Mainstream economists and economic commentators continue to invoke the so-called “dignity of work” to criticize the idea of a universal basic income. 

It’s an argument I’ve dealt with before (e.g., here and here). As I see it, there’s nothing necessarily dignified about most people being forced to have the freedom to sell their ability to work to a tiny group of employers. The idea may be intrinsic to capitalism—but that doesn’t mean it contributes to the dignity of people who work for a living, especially when they have no control over how they work or what they produce when they work.

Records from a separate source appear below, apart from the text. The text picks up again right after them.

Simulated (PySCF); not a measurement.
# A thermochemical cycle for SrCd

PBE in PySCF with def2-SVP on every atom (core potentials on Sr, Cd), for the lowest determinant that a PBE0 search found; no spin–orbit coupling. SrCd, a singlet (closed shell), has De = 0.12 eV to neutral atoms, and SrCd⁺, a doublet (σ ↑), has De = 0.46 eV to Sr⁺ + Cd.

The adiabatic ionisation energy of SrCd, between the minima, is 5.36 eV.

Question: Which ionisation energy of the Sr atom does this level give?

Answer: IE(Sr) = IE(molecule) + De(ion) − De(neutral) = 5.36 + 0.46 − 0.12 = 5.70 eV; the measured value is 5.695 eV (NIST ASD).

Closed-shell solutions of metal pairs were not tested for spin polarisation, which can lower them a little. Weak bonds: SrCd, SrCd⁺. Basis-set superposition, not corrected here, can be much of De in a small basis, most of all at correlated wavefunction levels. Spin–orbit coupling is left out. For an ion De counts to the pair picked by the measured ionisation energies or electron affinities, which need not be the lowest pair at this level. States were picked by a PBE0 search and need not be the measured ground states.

Matt Bruenig, to his credit, suggests an alternative argument against the critics of a universal basic income:

these writers dislike the fact that a UBI would deliver individuals income in a way that is divorced from working. Such an income arrangement would, it is argued, lead to meaninglessness, social dysfunction, and resentment.

One obvious problem with this analysis is that passive income — income divorced from work — already exists.

Bruenig is making a distinction between income related to work and income that comes from other sources—passive or not-work—which represents a fundamental divide within contemporary society.

As is clear from the data in the chart above, very little of the income (15 percent in 2014) of the bottom 90 percent of Americans stems from not-work (and, even then, most of their apparently not-work income is actually related to previous work, in the form of pension incomes). However, for the tiny group at the top, most of their income (59 percent for the top 1 percent, 75 percent for the top 0.01 percent) is related to not-working (and, of course, most of their work-related income is based on sole proprietorships and elevated executive salaries). In other words, most of their income represents a claim on the extra work performed by others.

So, when critics of a universal basic income rely on the “dignity of work” argument, what they’re really doing is reinforcing the idea that most people can and should derive dignity from working for a small group of employers. At the same time, critics are presuming there’s no loss of dignity for the tiny group at the top, those who have managed to capture most of their income from sources related not to their own work, but the work of everyone else.*

Where’s the dignity in that?

*Now, it’s true, as Noah Smith observes, “many rich people believe that investing constitutes work.” But spending a few minutes a day reading the business press and examining alternative investments does not constitute work—at least as most people understand what it means to work. Or are those rich people referring to the fact that they hire a whole host of other people, from financial advisors to accountants, to do the actual work of managing their not-work investments?

  1. January 12, 2017 at 4:49 pm

    One of our most amusing cultural stories is the elves and the shoemaker. This amuses me because the natural assumption when you hear the story is that we play the part of the shoemaker. In truth, most of us are the elves.

  2. Craig
    January 12, 2017 at 6:36 pm

    Economists think too much in mere economic terms. This is actually the fragmented state of modern intellectualism as a “whole”. They think merely in terms of humans as homo economicus instead of actual whole beings. Hence their narrow definition of purpose is restricted to employment and they confuse leisure with idleness, when leisure is self determined attentive activity which is the essence of edifying purpose itself. Any economics that misses or impedes this realization is by definition humanly regressive.

    What we require is not economics, but a Wisdomics which would integrate economic theorizing with the long observed insights in “perennial philosophy” and that would have policies that aligned with same.

  3. January 12, 2017 at 10:31 pm

    Almost nobody i know well really works or if they do, they either quit or get fired, like me—i had a few jobs which would be considered very good and even easy—teaching math or science, but i got into a couple small conflicts with people who employed me so i quit on the spot. Basically in retrospect a bad decision, but i come from a backgound such that anytime i got a negative comment i viewed it as a threat—and sometimes it was–it was a physical threat and i got hurt many times..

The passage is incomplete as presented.